Awhile back, I attended a City Council hearing concerning the removal of confederate monuments. The council chamber is decorated in 70s-esque wood paneling, from the floor tile and council benches to the waist-high barrier that divides the councilmembers and the audience. The blue curtain hanging from behind the council bench attempts regality.

That night the audience was large, over a hundred concerned citizens seated in pockets of segregation. The majority of those in favor of removal of the monuments were Black residents, and the majority of those who opposed it, were White. Black residents spoke about the pain, hurt, anger, and the psychological damage of passing by the monuments every day. A number of White residents scoffed at the idea of removal, asking the council to focus on more important issues such as the poverty and violence in New Orleans.

It was clear the White residents weren’t able to see the living history of racism embodied by the monuments. They weren’t able to see that the same racism embedded in the monuments was also embedded in the policy structures that were causing the poverty and violence about which they were complaining. The statue of Jefferson Davis overlooking Canal Street not only was a stamp of approval of slavery, but also of separate but equal, Jim Crow, red-lining, the prison industrial complex, and all other policies, past and present, that have created a racial caste system. Most importantly, they couldn’t see that if they helped to elevate the poorest and most vulnerable, everyone would prosper.

We have to look deeply at the world around us to liberate all of us. Likewise, we have to look deeply at ourselves to understand and liberate ourselves. These are one and the same, and we treat the suffering in the world the same way we treat it in ourselves. Just as I become angry at other’s blindness, I’ve noticed I am also intolerant of any sign of ignorance in myself, so much that I often outwardly transmit an energy of firm knowing, firm-believing that comes off as arrogance. Of course, with deep looking I see that I am actually just afraid of not knowing and what that might say about me. Likewise, perhaps my friend Jennifer treats the anger and discontent in herself in the same manner as she treats the anger and injustice of the world.

Vietnamese Buddhist monk Thich Nhat Hanh advises that we should treat our negative emotions or mental habits like a mother would treat her crying baby, embracing and soothing it with careful presence. So that when I see ignorance in myself, I can smile and offer forgiveness. So that when we see anger in ourselves, we can relieve it. If we could learn this skill for ourselves, then we would know how to treat each other. We could change the script:

Person of Color and White person: Sees and recognizes the injustice and suffering. Shows compassion. 
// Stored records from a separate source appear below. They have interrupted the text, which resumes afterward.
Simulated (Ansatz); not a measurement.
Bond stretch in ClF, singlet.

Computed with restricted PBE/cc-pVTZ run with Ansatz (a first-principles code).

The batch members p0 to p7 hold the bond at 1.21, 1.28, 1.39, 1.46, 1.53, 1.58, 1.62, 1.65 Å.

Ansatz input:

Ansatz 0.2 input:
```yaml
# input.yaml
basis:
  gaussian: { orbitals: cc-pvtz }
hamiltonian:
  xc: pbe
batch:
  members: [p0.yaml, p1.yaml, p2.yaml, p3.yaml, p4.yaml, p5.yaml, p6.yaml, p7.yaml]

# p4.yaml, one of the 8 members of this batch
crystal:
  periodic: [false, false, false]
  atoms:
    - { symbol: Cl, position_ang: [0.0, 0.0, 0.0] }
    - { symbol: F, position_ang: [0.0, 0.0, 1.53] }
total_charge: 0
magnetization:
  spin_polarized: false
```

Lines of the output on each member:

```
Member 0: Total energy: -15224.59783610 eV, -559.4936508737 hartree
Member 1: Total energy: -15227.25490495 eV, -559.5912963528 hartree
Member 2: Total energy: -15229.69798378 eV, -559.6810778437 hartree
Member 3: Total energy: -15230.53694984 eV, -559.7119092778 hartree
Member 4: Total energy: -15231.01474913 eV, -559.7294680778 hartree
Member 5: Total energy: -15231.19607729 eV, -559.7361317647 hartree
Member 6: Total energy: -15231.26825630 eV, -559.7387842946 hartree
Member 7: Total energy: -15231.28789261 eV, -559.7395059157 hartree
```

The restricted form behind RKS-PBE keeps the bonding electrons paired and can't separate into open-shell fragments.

Person of color: Sees that the burden of change is shared. Feels some relief, gratitude even.

White person: Is part of the solution.

When we learn to love our own suffering, whether it is ignorance or anger, we are also learning to love each other and the world around us with all of its flaws. And when we take care of each other, we are showing love to ourselves. With this compassionate awareness we can heal ourselves and the world one interaction at a time.